Skip to content

endless-creativity/elephant-php

Repository files navigation

elephant-php

elephant-php

CI Latest Stable Version License PHP Version

Convert .docx files to Markdown or semantic HTML, in pure PHP. No external binaries (LibreOffice, Pandoc), no heavyweight library (PHPWord), no shell-out — just the standard PHP extensions. elephant-php reads the structure of a document — headings, lists, tables, footnotes, images — instead of trying to reproduce Word's visual formatting.

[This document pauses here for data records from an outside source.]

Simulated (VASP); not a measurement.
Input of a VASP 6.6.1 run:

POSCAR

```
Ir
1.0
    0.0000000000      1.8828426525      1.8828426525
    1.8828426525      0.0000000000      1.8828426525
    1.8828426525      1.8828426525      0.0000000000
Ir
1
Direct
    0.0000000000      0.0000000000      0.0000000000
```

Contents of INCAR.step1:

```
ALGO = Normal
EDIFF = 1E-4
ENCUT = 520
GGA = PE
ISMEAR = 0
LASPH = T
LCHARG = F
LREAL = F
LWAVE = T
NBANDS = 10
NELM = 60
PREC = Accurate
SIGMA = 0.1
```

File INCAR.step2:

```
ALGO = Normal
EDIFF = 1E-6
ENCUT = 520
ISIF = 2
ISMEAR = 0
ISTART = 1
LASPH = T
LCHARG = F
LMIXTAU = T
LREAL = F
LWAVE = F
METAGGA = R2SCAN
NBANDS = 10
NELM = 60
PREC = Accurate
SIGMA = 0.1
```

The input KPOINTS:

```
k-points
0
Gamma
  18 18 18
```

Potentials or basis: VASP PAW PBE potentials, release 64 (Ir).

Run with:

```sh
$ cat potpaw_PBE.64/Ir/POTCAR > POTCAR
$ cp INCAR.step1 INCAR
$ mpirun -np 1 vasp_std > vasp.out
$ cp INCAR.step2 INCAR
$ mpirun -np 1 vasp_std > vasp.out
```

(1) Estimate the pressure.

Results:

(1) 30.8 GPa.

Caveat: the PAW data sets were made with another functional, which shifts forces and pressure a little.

It is a PHP port of mammoth.js and adopts its core philosophy and style-mapping DSL.

Features

  • Pure PHP, no LibreOffice / Pandoc / shell-out — only the standard dom, libxml, mbstring, xmlreader, zip extensions.
  • HTML and Markdown output from the same intermediate model.
  • Headings (h1–h6), paragraphs, runs with bold / italic / strike / superscript / subscript, hyperlinks, nested lists (mixed ul/ol), tables (colspan + rowspan from gridSpan and vMerge), images (embedded as data URIs by default, customisable handler), footnotes and endnotes (with backlinks), comments, content controls (w:sdt), symbol fonts (Wingdings / Webdings / Symbol via dingbat-to-unicode), legacy hyperlink complex fields (w:fldChar), checkbox form fields (SDT wordml:checkbox and FORMCHECKBOX) rendered as <input type="checkbox"> in HTML and [x] / [ ] in Markdown.
  • Mammoth-compatible style-mapping DSL: p[style-name='Heading 1'] => h1:fresh, b => strong, r.Code => code, comment-reference => sup, highlight[color='yellow'] => mark, br[type='page'] => hr, table.Grid => table.fancy, => ! for ignore. Supports :fresh, :separator('text') and backslash escape sequences (\n, \r, \t, \\, \') inside string literals.
  • Converter options: idPrefix (namespace HTML ids), ignoreEmptyParagraphs, prettyPrint (indented HTML), ignoreHiddenText (drop w:vanish "Hidden" runs, on by default), transformDocument (callback to rewrite the parsed tree before rendering), plus Transforms helpers (paragraph, run, elementsOfType, elements, getDescendants, getDescendantsOfType) for walking and rebuilding the document tree.
  • extractRawText for plain-text indexing pipelines.
  • embedStyleMap / readEmbeddedStyleMap for mammoth-compatible in-document style maps.
  • CLI bin/elephant-php for .docx → HTML/Markdown from the terminal.
  • Safe by default for untrusted input — see Security defaults.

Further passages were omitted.